A few years ago I coached Ana Badour, a Toronto based McCarthy Tétrault Financial Services partner. I loved coaching Ana because of her strong desire to learn.

During the time we worked together, the firm started its  Canadian M&A Perspectives Blog and Ana was a major contributor.  I frequently bragged about Ana’s blog posts because I found them easy to understand and valuable. To get the idea, take a look at her post: A Graceful Exit. I like how she gives 5 main items that should be considered in the process of paying out an existing credit facility.

Last fall, Ana went back to school to pursue an LL.M. She is now completing her work and I asked her to share with you how what she learned will enable her to be more valuable to clients. It takes a special lawyer to put aside her career for a year to become a better lawyer and it takes a special law firm to encourage her to do it.

There are some dreams that stay with you, nagging at you in the back of your mind. Mine had always to go back to school and complete my LL.M. However, with every year of experience accumulated practicing law, stepping aside from my existing legal practice to pursue that dream felt more and more difficult. The fear of falling behind by stepping away from the traditional career path, the financial cost of foregoing a year of salary, the impact on my family life and the comfort of the status quo were powerful motivators against pursuing that path.

However, in the words of Sheryl Sandberg, “careers are a jungle gym, not a ladder” and the more rewarding career path may not always be linear. With that view in mind, after more than 10 years in private practice as a transactional banking lawyer, I decided to bite the bullet and move from Toronto to Boston to complete a specialized LL.M. in Banking and Financial Law at Boston University.

This program would provide me with in-depth knowledge of regulatory banking law, an area I was interested in moving into, and to gain a solid understanding of the legislative changes and ongoing policy issues arising out of the financial crisis, many of which had cross-border impact into Canada. When I announced to colleagues and clients that I would be taking a temporary leave from my firm to complete this program, the reaction was overwhelmingly positive. I was particularly surprised by the number of other lawyers, some of whom were very senior and established practitioners, who told me they had the same dream, but never pursued it and continued to see it as a lost opportunity.

Going back to school was more challenging than I expected, but also in many ways more rewarding. I had to start anew and prove myself to a new peer group on my own without the team support that I was so used to relying on as a partner in the firm environment. I certainly missed the help of associates and students when I had to spend hours Bluebook-ing legal footnotes!
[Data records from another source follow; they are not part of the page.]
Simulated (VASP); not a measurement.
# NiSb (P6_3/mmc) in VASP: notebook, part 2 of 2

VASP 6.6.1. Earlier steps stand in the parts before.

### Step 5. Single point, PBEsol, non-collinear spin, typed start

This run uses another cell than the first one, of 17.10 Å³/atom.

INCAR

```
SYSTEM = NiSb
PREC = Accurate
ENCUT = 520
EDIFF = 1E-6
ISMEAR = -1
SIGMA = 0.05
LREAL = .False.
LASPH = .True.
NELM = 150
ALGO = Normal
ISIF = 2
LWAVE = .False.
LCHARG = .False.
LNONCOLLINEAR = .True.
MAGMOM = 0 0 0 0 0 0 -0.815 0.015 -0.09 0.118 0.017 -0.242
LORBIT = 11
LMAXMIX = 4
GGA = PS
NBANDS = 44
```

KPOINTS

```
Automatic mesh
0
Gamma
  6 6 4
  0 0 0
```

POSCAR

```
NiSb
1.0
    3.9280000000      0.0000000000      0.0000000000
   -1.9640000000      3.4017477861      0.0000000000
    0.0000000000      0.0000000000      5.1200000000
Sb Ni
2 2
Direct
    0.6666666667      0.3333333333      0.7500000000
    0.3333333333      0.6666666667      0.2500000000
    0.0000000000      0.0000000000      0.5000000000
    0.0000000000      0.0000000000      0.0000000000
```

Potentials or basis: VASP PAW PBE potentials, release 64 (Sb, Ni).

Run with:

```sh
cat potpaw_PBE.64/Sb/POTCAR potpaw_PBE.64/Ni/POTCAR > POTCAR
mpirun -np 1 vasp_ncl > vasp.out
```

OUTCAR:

The process of starting over humbled me in many ways. I was constantly impressed by the depth and breadth of knowledge of my classmates, who originated from a total of 29 different countries. After having practiced in the Canadian financial services legal community, a relatively small legal community, I was very much enriched by having the opportunity to work and study alongside a broad range of regulators, in-house counsel, consultants and other lawyers from all over the world, and to learn from immensely talented and diverse faculty. I also had the privilege of attending and assisting with a conference co-hosted by the university for the 150th anniversary of the Office of the Comptroller of Currency featuring speakers that included Christopher Dodd, Barney Frank and Sheila Bair, among others.

Applying the knowledge I acquired in my studies to my existing legal practice, I find that I now see many new opportunities that I had previously failed to see. Even perusing the syllabus for certain classes and seeing how such a class was organized opened my eyes to links between different practice areas that I had not seen before. Perspectives offered by regulators in the class challenged my biases as a private practitioner.

As I prepare to return to private practice, I emerge from the experience greatly changed and enriched. Even as an established lawyer, I feel that I grew exponentially during the short 10-month period that I was back in school. I see the world of banking law and banking itself under a very different lens than I did before, a much wider lens informed by a more global perspective and a much more solid grounding in the policy considerations and theory behind banking law. I very much look forward to applying this new outlook and seeing where it takes my practice going forward.

Just think how Ana’s work over the last 10 months will benefit her firm and its clients. As she said, she is able to see links between different practice areas she had not seen before.  She now has a global perspective she did not have before and better understands the policy considerations behind banking law. I am also sure she has made lifetime friends from the US and countries around the world. I would love to be in Toronto Ana’s first day back. I am sure she will have many great stories to share with her colleagues.